If I ever visit Japan, the first thing I’ll do is run through those paper walls pretending I’m the Kool-Aid man.
If you can’t beat them, try again when they’re sleeping.
I was having a drink of coffee and didn’t see the pothole in the road, so that’s on me.
What I thought I’d want my kids to learn: kindness, compassion, empathy
What I actually want them to learn: to flush the toilet and turn off a goddamn light
I said something about my Twitter friends to my husband yesterday and he asked me where they live (I don’t know), what they do for a living (I don’t know), if I know their last names (I do not), can I see a picture (sure!), those are cartoons, what do they really look like? (uhh)
my superhero friends never let me be the head of our giant robot because I refuse to stop kissing airplanes
I had to walk behind my teenager during his zoom class in order to go to the bathroom and now his peers know that he has parents. THAT HE LIVES WITH. He’s obviously very upset. Please send him your thoughts and prayers during this difficult time.
*at Pearly Gates
Cat (in dog costume): Uh bark
St. Peter: Mittens, I said no
Me: *holds an old lady’s hand as I cross the street*
Cop: Where …. Where is the rest of her??!!!
Allow me to explain how to sew on a button:
A thread.
ME: how can I make u proud?
MOM: reach for the stars
NEIL DEGRASSE TYSON: the closest star is 93 million miles away. You’ll never get there.
My grasp of English, my journalism degree, and my sanity are all in question since I instructed my kids to put on “long sleeve pants” this morning
WAITER: u can choose between 6 chocolate desserts and carrot cake
ME: the 6 chocolate desserts please
The local diner is now selling rolls of toilet paper displayed in the glass case alongside their pie, which is really confusing.
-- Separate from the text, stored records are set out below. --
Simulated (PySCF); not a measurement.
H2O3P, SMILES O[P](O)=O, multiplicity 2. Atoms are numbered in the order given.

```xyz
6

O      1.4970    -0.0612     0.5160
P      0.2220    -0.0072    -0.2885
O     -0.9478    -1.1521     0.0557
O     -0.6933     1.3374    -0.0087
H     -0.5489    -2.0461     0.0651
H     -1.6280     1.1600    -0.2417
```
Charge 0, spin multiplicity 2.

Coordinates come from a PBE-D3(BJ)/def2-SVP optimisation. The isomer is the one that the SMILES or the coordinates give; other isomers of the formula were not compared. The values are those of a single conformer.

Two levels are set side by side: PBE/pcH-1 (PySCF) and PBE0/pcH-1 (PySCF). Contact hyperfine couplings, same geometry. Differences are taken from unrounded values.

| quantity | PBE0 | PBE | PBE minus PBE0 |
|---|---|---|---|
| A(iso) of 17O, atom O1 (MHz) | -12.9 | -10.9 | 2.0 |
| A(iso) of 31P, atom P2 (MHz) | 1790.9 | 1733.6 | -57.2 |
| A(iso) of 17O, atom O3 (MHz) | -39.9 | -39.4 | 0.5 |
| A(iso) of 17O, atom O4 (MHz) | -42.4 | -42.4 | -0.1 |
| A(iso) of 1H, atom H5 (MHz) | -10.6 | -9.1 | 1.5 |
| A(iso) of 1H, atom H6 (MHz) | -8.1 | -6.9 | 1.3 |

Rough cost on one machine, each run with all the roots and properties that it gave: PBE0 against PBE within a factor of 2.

Unless you’ve ever eaten their pie.
“But you just went pee”
– A Family Vacation Memoir
*runs for mayor*
Mayor: You’re outta shape
Dog owner: oh, don’t worry, he’s friendly! He loves people! He’s just a big old softie angel baby and he would never hurt a fly
Cat owner: he’s a literal monster. Try not to make eye contact with him or otherwise upset him. He will literally eat your face and then LAUGH about it
I refuse to use the self-checkout isle at a store. What I will do is occasionally post up at the exit and ask to check shoppers receipts. If I’m gonna work at your store for free, I’m picking my own position.
Batman’s Bat Signal was really banking on the fact that crimes only happened at night.
[on a date]
me: so anyway…i just don’t understand mass murderers. whatever happened to quality over quantity?
him: CHECK PLEASE
When I was a kid I used to yell at my grandma for drinking and driving and she was like “it’s Diet Coke” and I was like “but the tv said!” So what I’m saying is, kids really don’t know shit
If you’re not sure how to spell a word, there are thousands of English professors on Twitter who will correct you.
On the third date, I like to buy the girl a really big meal so she’s already used to not finishing
me: I’d like to buy that giraffe
zookeeper: I can’t do that, sir
me: [slips him a coupon for a free giraffe] how about now?
Zookeeper: don’t be ridiculous. this is only valid on Wednesdays
What does my tattoo mean? It means I couldn’t be trusted with $200 when I was 18
Me: I want beer
Cashier: ok how much
Me:
Cashier:
Me: I want it so so much
Me: In this day and age, for a man to be preaching intolerance is unacceptable.
Wife: Big deal. So the doctor said you have to stop eating cheese.
If your phone rings during a movie, answer it “Yes, Mr. President. Right away, sir!” And then run head first through the screen.